FSA/PN/074/2003
15/07/2003

The Financial Services Authority (FSA) has today published feedback on its Discussion Paper 19 (DP19) Options for regulating the sale of simplified investment products". DP19 outlined three broad options for introducing lighter-touch regulation of face-to-face and telephone selling of simplified investment products.

Michael Folger, Director,Conduct of Business Standards at the FSA, said:

"DP19 looked at ways to regulate the sales process for products which have risk controls built into them in a way that appropriately balances these two elements of consumer protection."

"We still have to recognise that for some consumers even simplified investment products would be a poor choice. So, before taking any decisions, the next step is consumer testing of a filtered questions approach to the sales process. That will help us assess how effectively it can help consumers make sensible choices."

Notes for editors

  1. The Sandler review, published by the government in July 2002, recommended the development of a suite of simple and transparent regulated products, in respect of which the present approach to regulating the advice process could be removed altogether.

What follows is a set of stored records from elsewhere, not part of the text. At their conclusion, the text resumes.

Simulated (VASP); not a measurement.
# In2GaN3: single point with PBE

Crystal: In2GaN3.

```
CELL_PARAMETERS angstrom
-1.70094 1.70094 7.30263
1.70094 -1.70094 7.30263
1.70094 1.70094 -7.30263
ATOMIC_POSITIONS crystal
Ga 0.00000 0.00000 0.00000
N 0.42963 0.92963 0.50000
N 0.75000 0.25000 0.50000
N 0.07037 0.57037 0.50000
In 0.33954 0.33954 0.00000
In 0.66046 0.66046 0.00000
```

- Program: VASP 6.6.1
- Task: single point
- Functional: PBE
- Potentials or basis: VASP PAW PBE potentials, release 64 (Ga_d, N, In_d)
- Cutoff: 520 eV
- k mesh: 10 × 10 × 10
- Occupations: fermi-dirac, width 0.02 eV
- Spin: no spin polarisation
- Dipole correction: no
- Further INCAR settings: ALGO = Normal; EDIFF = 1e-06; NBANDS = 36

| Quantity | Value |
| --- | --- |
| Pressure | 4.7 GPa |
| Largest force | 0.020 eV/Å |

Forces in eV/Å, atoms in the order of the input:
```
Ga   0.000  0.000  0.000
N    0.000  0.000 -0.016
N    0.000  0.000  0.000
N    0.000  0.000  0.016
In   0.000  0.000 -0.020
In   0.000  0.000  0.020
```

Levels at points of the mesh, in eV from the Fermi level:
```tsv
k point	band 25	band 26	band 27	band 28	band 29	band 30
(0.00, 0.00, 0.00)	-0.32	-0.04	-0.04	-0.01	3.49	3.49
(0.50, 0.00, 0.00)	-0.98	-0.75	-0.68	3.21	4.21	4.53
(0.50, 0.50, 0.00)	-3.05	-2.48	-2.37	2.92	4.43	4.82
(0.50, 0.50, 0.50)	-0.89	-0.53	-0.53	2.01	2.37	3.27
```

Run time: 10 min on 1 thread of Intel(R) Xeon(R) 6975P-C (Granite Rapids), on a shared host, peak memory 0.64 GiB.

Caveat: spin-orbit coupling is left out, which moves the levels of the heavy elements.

    The FSA is responsible for designing an appropriate and proportionate regulatory regime that recognises both the consumer protections delivered through the specification of such products and the risks to which consumers will still be exposed when buying these products. The detail of an appropriately differentiated sales regime will need to be tailored to the types of product involved and the specifications set for their design.

  2. Simultaneously with FSAs release of its Feedback Statement, the government is today publishing its feedback on the parallel consultation on the nature and specification of a suite of stakeholder products. This provides a reference case for product specifications to help the FSA in designing its consumer research into ways of designing an effective regulatory regime for the sales process, guarding against mis-buying and mis-selling.

  3. Options Considered in DP19

    (i) Self-help. Consumers would receive clear warnings about the basis of the sales process and relevant risks, which could be understood without further reference. Caveat emptor would apply and customers would be required to confirm that they understood the information given.

    (ii) Guided self-help. A series of filter questions, set by the FSA, would be used by the salesperson to screen out consumers who should not be thinking about buying the product concerned. Firms that had applied the simplified sales regime could not be held liable for poor advice, although consumers would still have protection against misrepresentation or fraud.

    (iii) Focussed advice. An adviser would make a limited assessment of individual suitability, to a scope set in FSA guidance. An adviser could give advice on the simplified suite of products only without having to train to the level required for the full range of regulated advice.

  4. Feedback Statement 19 is available at www.fsa.gov.uk/pubs/discussion/fs19/

  5. The FSA regulates the financial services industry and has four objectives under the Financial Services and Markets Act 2000: maintaining market confidence; promoting public understanding of the financial system; the appropriate degree of protection of consumers; and fighting financial crime.

  6. The FSA aims to maintain efficient, orderly and clean financial markets and help retail consumers achieve a fair deal.